When Joel Conarroe reviewed Bobbie Ann Mason's first novel In Country (1985) for The New York Times, he described it as 'Shopping Mall Realism', which somehow doesn't quite hit the right button (1). But he was more exact when he said the book is 'light-years away from the young professionals sipping margaritas on Columbus Avenue', because Mason writes about a very different America from the glamorous San Francisco city centre.
Less than two years ago, I'd never heard of Bobbie Ann Mason when I drove through southern Illinois's Shaunee National Forest and over the Ohio River into Paducah, western Kentucky. We visited the quilt museum (2), but in a town with a population of only 26,000 there appeared to be not a tremendous amount more to see. And yet in In Country, in the ironically named small town of Hopewell - perhaps a pseudonym for Mayfield, where Mason was born - a visit to Paducah, its mall and its restaurants, is the highpoint of the week.

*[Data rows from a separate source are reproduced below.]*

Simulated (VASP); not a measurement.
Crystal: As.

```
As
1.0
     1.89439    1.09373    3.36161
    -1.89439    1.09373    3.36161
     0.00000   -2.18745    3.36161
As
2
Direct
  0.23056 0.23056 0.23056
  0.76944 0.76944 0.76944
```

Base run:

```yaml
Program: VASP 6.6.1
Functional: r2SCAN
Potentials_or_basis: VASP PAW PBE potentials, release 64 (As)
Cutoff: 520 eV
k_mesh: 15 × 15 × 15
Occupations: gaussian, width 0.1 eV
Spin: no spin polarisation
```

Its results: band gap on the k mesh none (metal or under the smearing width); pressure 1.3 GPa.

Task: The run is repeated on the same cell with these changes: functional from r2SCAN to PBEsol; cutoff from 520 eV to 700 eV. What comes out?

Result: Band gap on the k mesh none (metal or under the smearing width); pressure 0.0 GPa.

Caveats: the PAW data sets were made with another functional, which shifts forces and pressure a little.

Sam Hughes is a late teenager and Conarroe finds her similar to characters in the fiction of Carson McCullers and Harper Lee, although the language is very different:
'The restroom is pink and filthy, with sticky floors. In her stall, Sam reads several phone numbers written in lipstick. A message says, "The mass of the ass plus the angle of the dangle equals the scream of the cream." She wishes she had known that one when she took algebra. She would have written it on an assignment.'
In a world where adolescent sexual witticisms are foregrounded to schooling, Sam's mental outlook seems both limited and limiting: there is an abundance of references to tradenames, TV programmes and commercials, and such singers as Bruce Springsteen, Madonna, and Boy George. As the book progresses, though, Sam's horizons widen, and this is symbolized by her buying a car, which is important to her self-discovery.
In Country is in part a quest novel, and Sam mentally sets out to find her father, who died in Vietnam, and who never saw his daughter. She does this by asking questions of people who knew him, and by reading his semi-literate letters and diary. This is also a protest novel, quietly raging against the horrors of the Vietnam war, and against the callous treatment ex-veterans receive. Sam lives with her Uncle Emmett, who appears to be suffering from the effects of Agent Orange. Soon tiring of her childish boyfriend, she tries to form a relationship with the older veteran Tom, but he is impotent: he is yet another of the walking wounded who carry the ghosts of Vietnam around with them.
The main part of the novel is a long flashback which is sandwiched between a road trip made by Emmett, Sam, and Sam's grandmother - who perhaps bears some resemblance to the grandmother in Flannery O'Connor's 'A Good Man Is Hard to Find' - in Sam's car, to the Vietnam Veterans Memorial in Washington.
This is a very powerful and moving coming-of-age story detailing the effects of war, a story of the difficulty people have relating to each other. Oh and, er, let's not forget the frequent references to ham and mother-fuckers (3).
(1) The title refers to a GI expression for Vietnam.
(2) The Museum of the American Quilter's Society.
(3) 'Mother-fuckers' is another GI expression, this time used for the loathed lima beans the soldiers were given to eat.